Modi pushes for people-centric reforms, revives global faith in India Story

With the world’s gaze turned on the India growth story and the trajectory of the country’s economic reforms in Asia’s third largest economy, Prime Minister Narendra Modi has assured the international community about his commitment to “people-centric” reforms and the need to insulate it from “the political process.”
“There is bound to be resistance to change or reform. But it cannot be done in stealth,” Mr Modi told the leaders of the world’s leading economies during a special intervention on the first day of the G20 plenary session in Brisbane November 15. His remarks came in response to an invitation by Australian Prime Minister Tony Abbott, who is hosting the Leaders’ Summit.
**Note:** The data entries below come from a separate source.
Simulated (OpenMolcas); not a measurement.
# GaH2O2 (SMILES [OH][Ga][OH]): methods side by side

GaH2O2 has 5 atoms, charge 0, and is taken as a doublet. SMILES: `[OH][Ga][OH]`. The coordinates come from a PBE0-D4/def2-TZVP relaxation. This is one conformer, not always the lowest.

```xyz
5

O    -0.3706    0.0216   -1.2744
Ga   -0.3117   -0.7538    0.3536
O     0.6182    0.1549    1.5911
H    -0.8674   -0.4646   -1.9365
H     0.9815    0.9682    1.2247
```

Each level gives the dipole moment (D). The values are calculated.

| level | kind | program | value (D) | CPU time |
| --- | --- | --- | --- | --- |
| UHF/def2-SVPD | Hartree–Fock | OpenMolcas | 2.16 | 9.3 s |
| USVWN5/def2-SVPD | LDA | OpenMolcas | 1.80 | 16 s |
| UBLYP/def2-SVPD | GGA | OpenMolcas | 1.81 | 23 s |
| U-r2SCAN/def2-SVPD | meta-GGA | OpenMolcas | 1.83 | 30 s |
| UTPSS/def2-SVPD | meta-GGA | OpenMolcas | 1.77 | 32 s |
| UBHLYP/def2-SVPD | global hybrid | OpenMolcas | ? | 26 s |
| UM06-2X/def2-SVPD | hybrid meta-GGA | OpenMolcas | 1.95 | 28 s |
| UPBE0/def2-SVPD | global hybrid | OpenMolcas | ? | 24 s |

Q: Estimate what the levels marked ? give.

In a veiled allusion to the pulls and pressures of democratic politics and India’s argumentative society, Mr Modi underscored that there was a need to “insulate reforms from the political process,” indicating his government’s willingness to go ahead with difficult second-generation economic reforms despite opposition from critics and sections of his own party to FDI in in multi-brand retail.
Ever since his election as the leader of the world’s largest democracy in May 2014, the world has been curious to know about Mr Modi’s vision of the prospects of the economic reforms in Asia’s third largest economy, which were bogged down in policy paralysis under his predecessor.